Byte order matters when working with binary protocols, file formats, embedded systems, and low-level debugging. Interviewers ask this question to test whether you understand how integers are stored in memory and how C exposes raw memory.
Explain how you would determine whether a machine is little-endian or big-endian in C.
Your answer should cover:
The interviewer is usually looking for a short low-level explanation plus a small C example. You should be able to describe the memory layout of a value like 0x00000001, explain the role of pointers or byte access, and mention that this technique detects the host machine's runtime representation rather than changing it.
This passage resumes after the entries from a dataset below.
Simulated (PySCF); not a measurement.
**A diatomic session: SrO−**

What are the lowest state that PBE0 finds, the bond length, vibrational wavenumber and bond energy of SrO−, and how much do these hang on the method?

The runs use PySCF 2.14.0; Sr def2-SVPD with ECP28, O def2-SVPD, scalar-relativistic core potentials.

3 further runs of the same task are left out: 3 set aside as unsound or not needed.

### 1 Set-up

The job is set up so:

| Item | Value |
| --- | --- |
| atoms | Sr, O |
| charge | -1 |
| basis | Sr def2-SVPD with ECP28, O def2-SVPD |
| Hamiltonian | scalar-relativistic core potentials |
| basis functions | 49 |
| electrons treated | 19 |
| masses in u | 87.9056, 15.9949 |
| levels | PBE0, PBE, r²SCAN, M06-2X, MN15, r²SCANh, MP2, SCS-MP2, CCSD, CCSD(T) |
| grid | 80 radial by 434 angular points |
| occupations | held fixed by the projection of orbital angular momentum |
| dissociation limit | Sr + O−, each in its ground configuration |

Endianness is the order in which a multi-byte value is stored in memory. In little-endian systems, the least significant byte comes first; in big-endian systems, the most significant byte comes first.
unsigned int x = 1; /* 0x00000001 */
C allows examining an object's memory through a character pointer. By reading the first byte of an integer, you can infer whether the least significant byte is stored at the lowest memory address.
unsigned char *p = (unsigned char *)&x;
Using the value 1 is convenient because its binary representation has only the least significant byte set. That makes the first byte easy to interpret: 1 means little-endian, 0 means big-endian for a typical multi-byte integer.
if (p[0] == 1) printf("Little-endian
");
The C standard permits accessing any object's byte representation through char * or unsigned char *. This is why the technique is valid for inspecting raw bytes without violating aliasing rules.
unsigned char first = *((unsigned char *)&x);
This method reports the machine's runtime byte order for the current platform and compiler target. It does not address network byte order conversions, mixed-endian architectures, or serialization requirements across systems.